Last week the London Review of Books did a great service to free speech in this country by enabling Prof. John Mearsheimer of the University of Chicago to have a debate on the Israel Lobby that he thought would never take place. The event was titled “The Israel Lobby - Does it Have Too Much Influence on U.S. Foreign Policy?” and its main purpose was to debate the pros and cons of a paper Mearsheimer wrote with Prof. Stephen Walt of Harvard University called “The Israel Lobby and U.S. Foreign Policy.” It was a perfect opportunity for the much criticized national media to report on a key issue in our foreign policy.
The debate took place in the famous hall of the Peter Cooper Union in New York City - the very hall where Abraham Lincoln effectively launched his presidency in 1860 by bravely speaking out against the extension of slavery in the U.S. The debaters included two well-known Israel proponents, Martin Indyk and Dennis Ross, an Israeli former cabinet minister Shlomo Ben-Ami, and two supporters of Mearsheimer’s stance (if not views), Rashid Khalidi of Columbia University and Tony Judt of New York University. If anyone had any question about whether the Israel Lobby existed or not, the debate did much to establish its effectiveness if not define its character.

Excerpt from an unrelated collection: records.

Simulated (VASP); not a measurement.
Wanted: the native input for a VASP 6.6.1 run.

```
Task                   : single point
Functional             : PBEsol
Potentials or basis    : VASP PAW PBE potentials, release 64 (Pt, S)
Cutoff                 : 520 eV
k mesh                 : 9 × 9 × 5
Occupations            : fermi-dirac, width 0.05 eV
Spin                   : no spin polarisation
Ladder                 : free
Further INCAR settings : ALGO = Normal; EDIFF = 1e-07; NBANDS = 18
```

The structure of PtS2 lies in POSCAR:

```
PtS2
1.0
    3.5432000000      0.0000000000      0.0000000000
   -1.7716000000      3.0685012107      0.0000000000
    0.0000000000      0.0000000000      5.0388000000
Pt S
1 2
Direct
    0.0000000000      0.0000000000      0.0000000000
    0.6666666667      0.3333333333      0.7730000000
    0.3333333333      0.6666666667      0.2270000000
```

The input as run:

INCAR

The moderator, Anne Marie Slaughter of Princeton University’s Woodrow Wilson Center, sought to set the stage for the evening’s agenda by suggesting that what America needed to hear was a debate on U.S. policy toward Israel, Israeli policy toward the Palestinians, and U.S. policy toward the Middle East in general. None of these subjects is discussed freely in the national media or in the halls of power in Washington, DC. These are the questions for debate that the Israel Lobby has effectively muzzled over the years.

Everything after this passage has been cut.